Control Systems are employed in many areas for operating and automating critical systems. Prominent examples are flight control in aircraft, electrical power grid control, power generation plant control or control in automated industrial processes. In order to meet rising demands for efficiency, autonomy and adaptability and due to their application to more complex and challenging tasks, modern control systems’ complexity and interconnectivity increases. This results in new attack surfaces for malicious actors and can also introduce new sources for non-malicious but unintended system failures due to design errors or random faults in components. Yet, many of these applications are safety critical, i.e. a malfunction or adversarial tampering can lead to loss of lives.

A promising method for ensuring safety and security in such systems is the application of Succinct Non-Interactive Arguments of Knowledge (SNARKs). SNARKs allow to verify the output of a computation by means of a short proof which will be invalid for computations corrupted due to a malfunction and which cannot be forged by a malicious attacker. A digital control systems usually consists of a control unit that uses sensor measurements to compute control outputs, which are sent to actuators that manipulate the system accordingly. In this setting, SNARKs could be employed to verify that the computation of the control unit has been carried out correctly and on the correct inputs.

However, applying standard SNARKs in this setting is not trivial, as in order to ensure that the correct inputs have been used would require the inputs to be sent to the verifying party. Second, the control law is usually stateful, which with standard SNARKs would also require the entire state to be sent to the verifying party. This is usually impractical due to bandwith limitations and real-time requirements.

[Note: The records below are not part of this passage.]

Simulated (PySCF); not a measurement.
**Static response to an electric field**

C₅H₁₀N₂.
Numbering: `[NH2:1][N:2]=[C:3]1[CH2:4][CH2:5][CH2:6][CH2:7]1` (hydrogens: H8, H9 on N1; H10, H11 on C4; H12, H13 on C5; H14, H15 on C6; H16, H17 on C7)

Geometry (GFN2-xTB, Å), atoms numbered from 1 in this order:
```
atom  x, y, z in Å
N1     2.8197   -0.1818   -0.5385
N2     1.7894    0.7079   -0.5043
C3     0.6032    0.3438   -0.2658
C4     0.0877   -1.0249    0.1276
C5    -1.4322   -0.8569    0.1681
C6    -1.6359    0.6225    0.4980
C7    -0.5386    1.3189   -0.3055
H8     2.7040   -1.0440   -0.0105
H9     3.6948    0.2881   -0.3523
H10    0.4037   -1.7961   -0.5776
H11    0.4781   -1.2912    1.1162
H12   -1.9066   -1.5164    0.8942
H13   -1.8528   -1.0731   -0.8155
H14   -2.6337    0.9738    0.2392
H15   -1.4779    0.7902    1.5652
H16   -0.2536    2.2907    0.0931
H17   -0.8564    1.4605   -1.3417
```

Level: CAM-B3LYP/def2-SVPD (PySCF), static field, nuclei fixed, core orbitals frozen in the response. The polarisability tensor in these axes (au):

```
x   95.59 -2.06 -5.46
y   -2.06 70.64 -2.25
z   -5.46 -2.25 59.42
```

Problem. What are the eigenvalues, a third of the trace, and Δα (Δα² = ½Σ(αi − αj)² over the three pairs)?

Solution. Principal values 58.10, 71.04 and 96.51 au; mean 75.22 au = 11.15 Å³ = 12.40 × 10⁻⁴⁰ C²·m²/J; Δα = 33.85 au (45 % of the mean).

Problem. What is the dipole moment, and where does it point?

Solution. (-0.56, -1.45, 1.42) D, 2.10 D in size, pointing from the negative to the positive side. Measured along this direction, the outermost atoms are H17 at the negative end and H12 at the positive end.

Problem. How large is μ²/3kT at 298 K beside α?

We present a new generalization of SNARKs that besides proving the correctness of the computation also prove the authenticity of the input data and the consistency of the state between iterative steps of a computation, without sending them to the verifiying party. Our focus is on concrete practicality, so we abstain from arithmetizing hash functions or signatures in our SNARKs. Rather, we modify the internals of an existing SNARK to extend its functionality. Additionally, we present new optimizations to reduce proof size, prover time, and verification time in our setting. With our construction, prover runtime improves significantly over the baseline by a factor of 89. Verification time is 70 % less for computations on authenticated data and 33 % less for stateful computations. To demonstrate relevance and practicality, we implement and benchmark our new SNARKs in a sample real-world scenario with a quadcopter flight control system. We conclude that with our modifications, the application of SNARKs to simple control systems with moderate timing requirements is feasible.